New Zealand was the sanctuary my family fled to from a chaotic and turbulent South Africa in which it was felt necessary that I, as a single white twenty-something female, avoid driving alone, and particularly at night; we had got to a point where I would, for instance, go to a party and my father would sit outside in the car ("You go in, have a nice time, don't worry about me") and wait until I was done so that I could make it safely back home again. On at least one occasion he was reported by increasingly jumpy and paranoid residents of the particular street where he sat and waited, and had to explain to visiting policepeople what he was doing there. By the time we left, bombs in pubs and churches were blowing people to smithereens and live bullets had been known to rake the parking lot across which Dad often walked to get from his office building to the city centre.
New Zealand was an oasis of peace, after that, although we carried it all with us - I remember walking along a NZ street with another South African expat and a Kiwi friend when a passing car backfired violently just behind us. The New Zealander said that she had never seen two people so ready to dive under the nearest parked vehicle for cover. But for us, that sound meant something far more dangerous than a busted exhaust.
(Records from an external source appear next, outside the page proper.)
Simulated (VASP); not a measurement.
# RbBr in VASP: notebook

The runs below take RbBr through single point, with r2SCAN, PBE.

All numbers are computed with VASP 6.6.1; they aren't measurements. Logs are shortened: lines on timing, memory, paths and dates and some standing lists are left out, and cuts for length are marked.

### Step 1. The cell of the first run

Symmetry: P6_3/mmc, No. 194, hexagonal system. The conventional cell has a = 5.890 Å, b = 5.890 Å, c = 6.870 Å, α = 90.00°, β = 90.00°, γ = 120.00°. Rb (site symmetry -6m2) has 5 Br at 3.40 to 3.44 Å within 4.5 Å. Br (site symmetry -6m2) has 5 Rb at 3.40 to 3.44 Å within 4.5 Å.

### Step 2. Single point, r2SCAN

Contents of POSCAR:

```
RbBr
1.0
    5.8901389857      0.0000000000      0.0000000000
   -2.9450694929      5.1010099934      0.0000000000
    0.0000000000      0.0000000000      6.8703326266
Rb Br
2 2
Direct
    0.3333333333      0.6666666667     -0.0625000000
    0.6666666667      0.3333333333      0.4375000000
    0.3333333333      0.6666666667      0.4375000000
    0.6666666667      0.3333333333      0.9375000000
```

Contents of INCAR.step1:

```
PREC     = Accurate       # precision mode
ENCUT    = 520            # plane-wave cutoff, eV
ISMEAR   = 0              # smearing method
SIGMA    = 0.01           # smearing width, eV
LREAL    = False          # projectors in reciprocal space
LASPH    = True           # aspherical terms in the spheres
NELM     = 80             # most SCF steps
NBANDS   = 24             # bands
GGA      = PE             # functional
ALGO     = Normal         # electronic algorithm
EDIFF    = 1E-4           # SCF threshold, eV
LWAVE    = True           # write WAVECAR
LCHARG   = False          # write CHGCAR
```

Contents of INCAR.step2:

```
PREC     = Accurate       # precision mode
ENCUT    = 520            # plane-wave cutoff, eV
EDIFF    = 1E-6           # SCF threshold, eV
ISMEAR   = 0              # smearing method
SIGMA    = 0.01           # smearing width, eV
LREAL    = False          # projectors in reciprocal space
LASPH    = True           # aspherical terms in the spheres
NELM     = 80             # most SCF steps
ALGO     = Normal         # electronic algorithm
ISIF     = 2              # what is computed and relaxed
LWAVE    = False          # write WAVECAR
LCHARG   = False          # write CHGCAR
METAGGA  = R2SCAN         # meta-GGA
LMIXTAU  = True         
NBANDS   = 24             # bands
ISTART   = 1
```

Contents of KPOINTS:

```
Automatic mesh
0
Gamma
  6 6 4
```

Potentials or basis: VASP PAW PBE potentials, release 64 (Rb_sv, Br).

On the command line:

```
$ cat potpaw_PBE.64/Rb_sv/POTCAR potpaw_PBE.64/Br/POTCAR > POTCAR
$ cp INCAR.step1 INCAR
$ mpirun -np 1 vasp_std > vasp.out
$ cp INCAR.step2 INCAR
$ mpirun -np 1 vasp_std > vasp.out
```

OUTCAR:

To start at the top of my list, above, yes, New Zealand took my breath away. I walked on the black volcanic sand beaches - you know the one, where "The Piano" was filmed? - and the sand was unlike anything I had ever seen before, blue-black, with tiny brilliant sparkles within, something that made you dizzy with an instant loss of perspective and made you feel as though you were walking on thin air above multitudes of distant stars lost in a black cosmos. I had the good fortune to be flown down the length and breadth of both islands in a tiny two-seater plane and I saw it all from the air - the golden ribbon of the Whanagnuui river at sunset, the volcanic peaks, the rolling brown hills of the Mackenzie country, Queenstown, the Southern Alps, the fiords. Doubtful Sound made me weep at the sight of its majesty and grandeur. The kauri trees of the far north made me catch my breath with wonder. The constant reminders that underneath the ground beneath out feet there roiled restless magma, and that in places like Rotorua, with its pervasive stench of malodorous sulphuric gases, there was a Boiling Pool which was quite literally a pool of boiling water where ancient Maori used to dunk fresh-caught fish and have it pretty much cooked to order simply by holding the thing below the surface of the pool for a requisite time. When I first drove up to Taranaki, Mount Egmont, it was veiled by cloud so that only its base could be seen - but as the car approached the mountain God playfully drew back the clouds revealing this picture-perfect conical volcanic mountain peak and my travelling companion grinned and said to me, "Stop whimpering". Dear Heavens, this land is magnificent. It was no accident that the only place on this planet that could stand in for Middle Earth is found right here.
New Zealand made me laugh.The misadventures with the Kiwi accent were legion. My favourite story is still the South African woman (there were lots of us there from that place at the time)who turned up at the local "dairy", as the little corner stores in New Zealand are known, although they tend to be pronounced something far closer to "dearie", and marched up to the till with her handful of purchases. The Kiwi guy behind the counter said to her, "D'you wanna beg for these?" Nonplussed, she stared at him, and said carefully, "No, I'd like to PAY for them..." at which point both of them stared for a moment before it dawned on them both that all he had done was inquire if she would like a BAG to carry her goods away in... This was also the woman who wanted to know how come the National Theatre in Auclkand had "belly dancers". This would be "ballet", for those of you still trying to work it out. My own personal encounter was when I was talking to a Kiwi about the whereabouts of "Merrill Drive" and things got really convoluted until we both figured out that (a) that would be "Mayoral Drive", and (b) we were standing on the sidewalk of said street already...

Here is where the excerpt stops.